As UK faces drought...10 ways to save water

| Jenny Bliss

Fact File

10 water-saving ideas


•    Get a sink positive. It is a toilet with a sink built into the cistern so that you can flush and wash your hands with the same water – fresh for your hands and used for the toilet.

•    Put food colouring into your toilet tank. If it seeps into the toilet without flushing you have a leak. Fixing it could save up to 1000 gallons of water a month.

•    Reuse the water in your dehumidifier for the garden.

•    Install an eco friendly showerhead. It saves 750 gallons of water a month, but make it quick - every minute you are in there is using gallons of water.

•    Only order water in a restaurant if you are going to drink it. Never get a jug, go by the glass.

•    Don’t flush the toilet if you are just urinating – you will save 2-3 gallons of water per flush.

•    Turn off the tap when brushing your teeth. You’ll save 2 gallons of water per minute.

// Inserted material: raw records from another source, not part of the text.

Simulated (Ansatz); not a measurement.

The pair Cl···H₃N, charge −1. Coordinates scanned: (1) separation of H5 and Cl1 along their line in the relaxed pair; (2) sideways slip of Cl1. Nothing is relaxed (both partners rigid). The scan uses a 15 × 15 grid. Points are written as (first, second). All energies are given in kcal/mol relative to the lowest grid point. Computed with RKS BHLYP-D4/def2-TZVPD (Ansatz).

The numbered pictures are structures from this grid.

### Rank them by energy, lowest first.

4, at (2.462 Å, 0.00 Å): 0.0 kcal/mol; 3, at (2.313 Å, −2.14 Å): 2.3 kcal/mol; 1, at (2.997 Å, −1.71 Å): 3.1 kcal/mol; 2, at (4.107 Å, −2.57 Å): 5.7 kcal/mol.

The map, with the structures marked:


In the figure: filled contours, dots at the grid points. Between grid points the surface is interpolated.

•    Put a water gauge or old can in your garden to measure rainfall and reduce your watering accordingly.

•    Choose shrubs over turf for in some areas of the garden as they require less watering. Plant in the autumn when rainfall is more plentiful.

•    Give the nutrient rich water from your fish tank to your plants.

The government is staging a drought summit today (Monday) in the wake of one of the driest winters on record.

Parts of the UK, including the East Midlands and the South East, are already officially in drought.

Additionally, warnings have been issued that there will be a global water shortage of 40 per cent by 2030, due to the erratic climate and ever-increasing demand for water.

So far this winter the UK has had just 119mm rainfall – less than half the average of 257mm. This has left UK River levels at an all time low. A ban on farmers using river water to irrigate their land may be imminent .

With the drive to find renewable sources of electricity paramount, water as an inexhaustible resource, has been comparatively ignored as an area of concern and is being over extracted without being renewed.

The worldwide shortage of water will have a direct effect on food production, with a predicted 30 per cent drop in global cereal production. This will have damaging effects on the economy, with unsettling repercussions for the much of the world including the UK.

In the short term, after one of the driest winters on record, hosepipe bans could come into force in the next few weeks across Britain.

Thames Water report that 2010-2011 was the third driest two-year period in the Thames Valley and London since records began 128 years ago. "River levels are lower in many areas than they were in 1976 and many rivers in the South East have dried up completely," said a spokesman.